I and J are often mistaken for each other. Either imitate the printed letters, or uniformly carry the loop of the J below the line.

It is often impossible to distinguish Jan. from June, in manuscript, unless the context furnishes a clew.

Whatever may be the divisions of your work (as books, chapters, sections, cantos, and the like), let your entire manuscript be paged in the order of the natural series of numbers from 1 upward. If you commence each division with 1,—as is sometimes done,—and two or three divisions are given out as “takes” to compositors, it is obvious that portions of one division may exchange places with those of another; and, further, if leaves happen to become transposed, they can readily be restored to their right {p30} places if no duplicate numbers have been used in indicating the pages.

Make sure that the books, chapters, etc., are numbered consecutively. The best proof-reader must confess to some unguarded moments; and it would be very awkward, after having had two hundred and forty chapters stereotyped, to find that two chapter V.’s have been cast, that every subsequent chapter is numbered one less than it should have been, and that compositor and proof-reader have exactly followed copy.

Examine your manuscript carefully with reference to the points. Avoid the dash when any other point will answer your purpose. A manuscript that is over-punctuated occasions more perplexity than one that is scarcely pointed at all.

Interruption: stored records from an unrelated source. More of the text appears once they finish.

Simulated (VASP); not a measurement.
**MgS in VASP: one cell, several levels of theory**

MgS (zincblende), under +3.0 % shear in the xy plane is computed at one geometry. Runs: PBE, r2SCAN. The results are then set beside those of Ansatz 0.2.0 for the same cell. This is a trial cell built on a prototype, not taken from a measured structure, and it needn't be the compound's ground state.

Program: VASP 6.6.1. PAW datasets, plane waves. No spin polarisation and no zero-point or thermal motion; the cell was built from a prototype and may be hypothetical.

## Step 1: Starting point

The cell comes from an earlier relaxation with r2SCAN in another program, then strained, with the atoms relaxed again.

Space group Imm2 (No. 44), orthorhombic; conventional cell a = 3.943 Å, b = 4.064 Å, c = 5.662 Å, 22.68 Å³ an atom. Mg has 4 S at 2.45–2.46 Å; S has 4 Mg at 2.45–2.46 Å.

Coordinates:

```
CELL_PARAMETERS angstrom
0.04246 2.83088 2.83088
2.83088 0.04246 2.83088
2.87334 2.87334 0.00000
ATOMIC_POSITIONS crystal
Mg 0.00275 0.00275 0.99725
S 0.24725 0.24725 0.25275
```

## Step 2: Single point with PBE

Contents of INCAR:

Before sending it to press, get your manuscript into a shape you can abide by. Alterations made on the proof-sheet must be paid for; and, further, matter that has undergone alterations seldom makes a handsome page: some lines will appear crowded, others too widely spaced.

In writing a footnote¹ let it immediately follow

¹ In many works the footnotes, by a slight change of arrangement, might advantageously become a portion of the text.

the line of text which contains the asterisk, or other reference-mark; just as you see in the above example, and do not write it at the bottom of the manuscript page. The person who makes up the matter will transfer such note to its proper place.

If you feel obliged to strike out a word from the {p31} proof, endeavor to insert another, in the same sentence, and in the same line if possible, to fill the space. So, if you insert a word or words, see whether you can strike out, nearly at the same place, as much as you insert.